The rules around video game streaming and video rights are a bit of a murky area online, with different people and companies arguing that it’s fair use from the video creators, that it diminishes or amplifies game visibility and sales, and whether or not it should be considered a transformative work.
While Nintendo have allowed game streaming and videos, they’ve only allowed these to be monetised when going through the onerous Nintendo Creators Program, which required approval and content requirements, while also giving Nintendo a 30% cut of the ad revenue. Thankfully they’re loosening their grip with the closure of this program at the end of 2018 and the publishing of new guidelines.
Now anyone can upload and monetise videos featuring their games, but the rules are still more stringent than some other publishers. Nintendo “encourage” you to add some commentary, as simply streaming the game and the game alone is not allowed – the exception to this is when sharing via the Capture button on Switch.
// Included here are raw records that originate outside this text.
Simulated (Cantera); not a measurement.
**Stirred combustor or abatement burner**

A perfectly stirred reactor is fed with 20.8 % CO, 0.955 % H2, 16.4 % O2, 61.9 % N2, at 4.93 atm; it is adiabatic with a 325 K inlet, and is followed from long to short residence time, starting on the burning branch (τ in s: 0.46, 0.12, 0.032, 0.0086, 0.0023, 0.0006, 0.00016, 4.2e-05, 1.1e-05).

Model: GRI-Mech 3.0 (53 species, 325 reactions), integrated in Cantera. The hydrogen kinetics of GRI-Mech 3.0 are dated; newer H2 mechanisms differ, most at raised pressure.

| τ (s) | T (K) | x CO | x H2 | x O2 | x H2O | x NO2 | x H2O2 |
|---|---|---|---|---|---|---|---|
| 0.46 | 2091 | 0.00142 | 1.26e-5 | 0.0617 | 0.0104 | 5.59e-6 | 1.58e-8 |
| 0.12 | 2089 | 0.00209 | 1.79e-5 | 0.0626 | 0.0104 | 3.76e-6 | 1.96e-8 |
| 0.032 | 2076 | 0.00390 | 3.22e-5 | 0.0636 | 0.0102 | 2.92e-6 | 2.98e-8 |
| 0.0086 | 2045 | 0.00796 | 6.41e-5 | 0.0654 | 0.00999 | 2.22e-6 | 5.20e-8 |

And as is completely fair, Nintendo note that they will contest and remove any content that is unlawful and not following these guidelines. That includes, unsurprisingly, a ban on using game content that has been officially released by Nintendo. All those leaked cutscenes from Super Smash Bros. Ultimate? There’s a reason they got pulled as quickly as they did.
It’s a good step forward by Nintendo, though not as lenient as some other companies, and follows a relatively common sense application of laws surrounding fair use and transformative works.